As people are living longer, employers need to recognise that their workforce is likely to get older. This year, the UN is encouraging employers to promote the importance of older women by encouraging inclusivity and showcasing their contributions.
It is unlawful to discriminate, harass or victimise another person on the grounds of a protected characteristic, which includes age and sex. Although there are circumstances in which some types of indirect discrimination can be justified, they are limited. As such, you should ensure that all aspects of your recruitment processes and employment practices are non-discriminatory – encouraging an inclusive culture.
Employers often have an equal opportunities policy in place. However, having a policy will not be sufficient unless it is regularly reviewed and updated, as well as effective training being provided to your staff and managers.
Businesses must also be mindful of the existing rules surrounding the legal right for employees to request flexible working after 26 weeks of continuous service, as well as the abolition some years ago of the statutory default retirement age.

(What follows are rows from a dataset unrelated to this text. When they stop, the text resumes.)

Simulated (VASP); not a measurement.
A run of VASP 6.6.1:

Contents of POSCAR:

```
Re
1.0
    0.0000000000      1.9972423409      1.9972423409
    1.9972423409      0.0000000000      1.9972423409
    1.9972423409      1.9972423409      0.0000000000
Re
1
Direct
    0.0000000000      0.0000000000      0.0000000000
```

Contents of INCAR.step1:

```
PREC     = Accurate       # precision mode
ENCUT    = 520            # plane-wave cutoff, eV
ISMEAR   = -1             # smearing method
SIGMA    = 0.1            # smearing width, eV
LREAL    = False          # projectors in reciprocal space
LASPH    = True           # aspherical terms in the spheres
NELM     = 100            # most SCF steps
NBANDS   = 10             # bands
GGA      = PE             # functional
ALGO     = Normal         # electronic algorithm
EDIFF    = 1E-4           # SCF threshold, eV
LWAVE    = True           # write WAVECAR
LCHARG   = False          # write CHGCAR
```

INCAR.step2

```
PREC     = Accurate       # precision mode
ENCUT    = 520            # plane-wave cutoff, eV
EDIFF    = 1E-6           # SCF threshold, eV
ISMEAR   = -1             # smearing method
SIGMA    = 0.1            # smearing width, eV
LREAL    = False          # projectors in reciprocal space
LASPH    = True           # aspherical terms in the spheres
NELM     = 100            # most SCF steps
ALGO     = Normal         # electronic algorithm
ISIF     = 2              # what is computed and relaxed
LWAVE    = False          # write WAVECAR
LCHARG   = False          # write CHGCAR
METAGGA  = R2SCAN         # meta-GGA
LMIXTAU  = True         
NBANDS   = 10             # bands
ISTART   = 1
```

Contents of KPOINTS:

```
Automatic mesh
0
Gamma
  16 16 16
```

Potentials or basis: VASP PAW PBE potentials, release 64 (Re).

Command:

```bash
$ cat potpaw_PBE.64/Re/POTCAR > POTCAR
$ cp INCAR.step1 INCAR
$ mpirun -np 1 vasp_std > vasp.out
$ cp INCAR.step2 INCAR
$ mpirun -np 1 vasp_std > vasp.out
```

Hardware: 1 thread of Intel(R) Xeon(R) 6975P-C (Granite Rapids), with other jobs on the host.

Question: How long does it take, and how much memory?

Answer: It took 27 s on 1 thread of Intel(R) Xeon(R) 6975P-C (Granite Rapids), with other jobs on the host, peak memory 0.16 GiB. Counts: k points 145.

In March 2022, the CIPD published a report entitled “Understanding Older Workers”. It set out several recommendations which organisations should consider when recruiting and retaining older staff:
- Enhanced flexible working - increasing the availability, provision and range of flexible working to attract and retain older workers.
- Early and ongoing support for health and wellbeing – with more than half of older workers having a long-term health condition, businesses should support staff throughout their working lives, promoting a healthy and active life, as well as introducing targeted occupational health support.
- Improving skills and training – employers should not assume older workers are less likely to be interested in training or career progression, and should actively look at exploring the possibility of targeted upskilling for older staff.
Over the next three decades, the UN estimates the total number of older persons worldwide to double. Whilst the increase is expected to be relatively small in the UK, it comes at a time when our own population is already older than many other parts of the world. This in turn will create problems for recruiting from overseas, existing staff wanting to work until they are much older, alternatively dealing with those wanting to take early retirement and the succession planning associated with the same, as well as younger staff taking time out to care for their relatives.
International Day of Older Persons gives us an opportunity to celebrate our older members of society, but also a chance to reflect on our ageing workforce and how an ageing society will impact younger colleagues. It is important to recognise their contribution to your business, but also identify what help and support they require in the months and years ahead in an ageing society.